Proposed new PEP: print to expand generators

Sat Jun 3 21:36:14 EDT 2006

I would like to champion a proposed enhancement to Python.  I describe the 
basic idea below, in order to gage community interest.  Right now, it's only 
an idea, and I'm sure there's room for improvement.  And of course it's 
possible there's some serious "gotcha" I've overlooked.  Thus I welcome any 
and all comments.

If there's some agreement that this proposal is worth further consideration 
then I'll re-submit a formal document in official PEP format.

Regards

--jb

PEP -- EXTEND PRINT TO EXPAND GENERATORS

NUTSHELL

I propose that we extend the semantics of "print" such that if the object to 
be printed is a generator then print would iterate over the resulting 
sequence of sub-objects and recursively print each of the items in order.

E.g.,

	print obj

under the proposal would behave something like

	import types

	if type( obj ) == types.GeneratorType:
		for item in obj:
			print item,	# recursive call
		print			# trailing newline
	else:
		print obj		# existing  print behavior

I know this isn't precisely how print would work, but I intentionally 
simplified the illustration to emphasize the intended change.  Nevertheless, 
several points above expressly are part of this proposal (subject to 
discussion and possible revision):

	Print behavior does not change EXCEPT in the case
	that the object being printed is a generator.

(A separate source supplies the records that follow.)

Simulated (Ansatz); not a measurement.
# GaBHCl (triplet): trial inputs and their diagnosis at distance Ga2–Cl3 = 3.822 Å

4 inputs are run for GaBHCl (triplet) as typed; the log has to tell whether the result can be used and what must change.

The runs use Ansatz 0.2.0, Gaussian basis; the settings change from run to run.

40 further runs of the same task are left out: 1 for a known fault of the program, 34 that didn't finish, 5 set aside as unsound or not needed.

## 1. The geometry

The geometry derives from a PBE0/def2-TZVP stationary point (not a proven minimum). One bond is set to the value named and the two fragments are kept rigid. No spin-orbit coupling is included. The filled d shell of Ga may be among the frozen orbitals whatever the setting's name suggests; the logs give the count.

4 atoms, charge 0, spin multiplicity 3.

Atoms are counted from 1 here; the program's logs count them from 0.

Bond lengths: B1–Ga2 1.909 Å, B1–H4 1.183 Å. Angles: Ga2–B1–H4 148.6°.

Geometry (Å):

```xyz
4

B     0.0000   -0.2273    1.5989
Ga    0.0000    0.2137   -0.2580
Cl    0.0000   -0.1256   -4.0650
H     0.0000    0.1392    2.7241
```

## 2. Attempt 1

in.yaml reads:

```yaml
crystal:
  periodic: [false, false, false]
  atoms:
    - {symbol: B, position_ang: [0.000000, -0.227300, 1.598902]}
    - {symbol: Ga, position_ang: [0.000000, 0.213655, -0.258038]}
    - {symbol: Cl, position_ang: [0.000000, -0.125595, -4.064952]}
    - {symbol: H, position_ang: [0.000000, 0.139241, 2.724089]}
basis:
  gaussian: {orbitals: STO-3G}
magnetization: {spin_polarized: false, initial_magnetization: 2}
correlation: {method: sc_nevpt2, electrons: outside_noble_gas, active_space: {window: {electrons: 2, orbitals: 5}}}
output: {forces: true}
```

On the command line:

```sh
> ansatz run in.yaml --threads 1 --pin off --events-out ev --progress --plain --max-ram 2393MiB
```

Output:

	Enumerated items are printed with intervening spaces
	[alternatively: "" or "\n"].

	An enumerated sequence ends with a newline
	[alternatively: "" or " "].

Iterators themselves could return iterators as elements, and the proposed 
change to print would recursively serialize any arbitrary "tree" of iterators.

__str__() for complex user-defined objects then could return iterators, and 
arbitrarily complex structures could be printed out without glomming 
everything into a huge string -- only to throw it away in the end.

I expect we likely also would want to modify str() itself to embody this 
serialization behavior.  This additional change would support those cases 
where one actually does want the single large string in the end, say, to 
store into a UI widget.  Still, the string would be constructed once at the 
end, much more efficiently than by building a bunch of smaller, intermediate 
strings.

Then, in an abstract sense, we would not  be changing print at all -- the new 
semantics would be embodied in the change to str().  However, in practice, 
we'd also want to modify print, as an important optimization for a more 
common use case.

The present behavior (displaying, e.g., "<generator object at 0x016BA288>") 
would still be available via

	print repr( generator )

Note that this behavior presently results from all three of:

	print generator
	print str( generator )
	print repr( generator )

So, this proposal merely ascribes useful new semantics to the first two of 
three redundant language constructs.

MOTIVATION

With increasingly complex objects, the print representation naturally becomes 
more complex.  In particular, when an object consists of a collection of 
sub-objects, it's natural for it's string representation to be defined 
recursively in terms of the sub-components' string representations, with some 
further indication of how they're held together.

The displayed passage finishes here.